You should also realize that hemp-derived CBD is often being infused into high-margin derivative products. Whereas dried marijuana flower may be the most commonly associated product to the cannabis movement, it's derivative products, such as edibles, infused beverages, topicals, and vapes, that deliver much higher margins for pot stocks.
According to a newly updated report from the Brightfield Group, CBD sales in the U.S. could soar to $23.7 billion by 2023, representing a compound annual growth rate between 2018 and 2023 of over 100%.
Cronos Group gets its foot in the door in the U.S. CBD market
To date, around half of all major Canadian pot growers have pushed into the U.S. hemp market, with Canopy Growth (NYSE:CGC) leading the way. Canopy Growth acquired cannabis-and-hemp-focused intellectual property company ebbu, based in Colorado, this past November, and is spending up to $150 million in New York state to construct a hemp-processing facility following its receipt of a hemp processing license in the Empire State in January.
This past week, Cronos Group (NASDAQ:CRON) became the latest major cannabis stock to join the party. Cronos announced that it would acquire four of Redwood Holding Group's subsidiaries, which are responsible for a line of hemp-derived CBD-infused skin care and consumer products that are sold under the Lord Jones brand. Although vapes are forecast to be the most popular derivative in Canada, topicals and beauty products might be the easiest means for cannabis companies to get their foot in the door in the United States.
This move by Cronos is a logical extension of the company's long-term strategy, which is to focus on high-margin cannabinoids, rather than dried flower, as well as to push into the U.S. market. The last we'd heard from management (in May) is that Cronos Group would outline its U.S. strategy over the next year. Clearly, it didn't take the company's brass long to figure out its next step.
Here's why Cronos Group's acquisition is so unique
But there's more than meets the eye about this deal. It's an extremely unique acquisition in the cannabis industry for one reason: It's highly cash-centric.

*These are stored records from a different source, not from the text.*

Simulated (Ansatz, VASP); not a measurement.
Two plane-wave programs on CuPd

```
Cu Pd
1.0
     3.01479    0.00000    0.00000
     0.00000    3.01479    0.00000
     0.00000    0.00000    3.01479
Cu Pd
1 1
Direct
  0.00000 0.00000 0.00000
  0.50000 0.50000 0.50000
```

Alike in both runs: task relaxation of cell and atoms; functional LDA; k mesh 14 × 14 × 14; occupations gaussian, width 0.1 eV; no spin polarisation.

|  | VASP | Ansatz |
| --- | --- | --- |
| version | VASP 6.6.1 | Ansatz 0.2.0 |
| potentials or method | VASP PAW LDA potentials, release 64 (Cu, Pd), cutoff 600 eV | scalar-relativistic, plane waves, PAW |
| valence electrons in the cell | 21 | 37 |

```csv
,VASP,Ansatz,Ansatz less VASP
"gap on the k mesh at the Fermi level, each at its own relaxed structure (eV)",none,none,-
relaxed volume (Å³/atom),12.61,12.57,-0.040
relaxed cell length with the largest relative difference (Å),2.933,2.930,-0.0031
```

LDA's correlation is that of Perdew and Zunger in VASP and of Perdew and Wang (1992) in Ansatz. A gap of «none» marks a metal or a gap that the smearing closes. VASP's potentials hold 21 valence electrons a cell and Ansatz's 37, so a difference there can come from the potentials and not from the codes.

Under the terms of the deal, Cronos is paying $300 million (U.S. dollars) for Redwood, net of the company's cash and debt. However $225 million of this (again, subject to the aforementioned adjustments) will be doled out in cash, with "just" $75 million being financed by issuing new shares of Cronos Group stock. This is the first time a major purchase in the pot industry has been financed predominantly with cash.
Mind you, Cronos Group was sitting on $1.8 billion in cash and cash equivalents at the end of the first quarter, nearly all of which was derived from a $1.8 billion equity investment from tobacco giant Altria that closed in March. Cronos certainly had the cash to make this deal happen. Nevertheless, it's been common practice for cannabis stocks to hang onto their cash with a death grip, given the uncertainties of traditional financing options and early stage hiccups throughout the industry in Canada and select U.S. states. Rather, pretty much every deal being undertaken right now involves share issuances galore and ongoing share-based dilution.
For instance, Canopy Growth aims to acquire U.S. multistate operator Acreage Holdings for $3.4 billion. The contingency of the deal is that the U.S. government needs to legalize marijuana. If the deal should go through, more than 90% of the value will be paid for with Canopy's common stock, with only $300 million being paid to Acreage's shareholders up front. Keep in mind that Canopy Growth ended its latest quarter with over $3.4 billion in cash and cash equivalents.
It's extremely rare for cannabis stocks to be willing to use their cash to make acquisitions. While I've clearly not been a fan of Cronos Group in the past, this is one instance where I have to admit that the company did a really good job of adding a valuable brand to its portfolio while only minimally diluting the value of existing shareholders.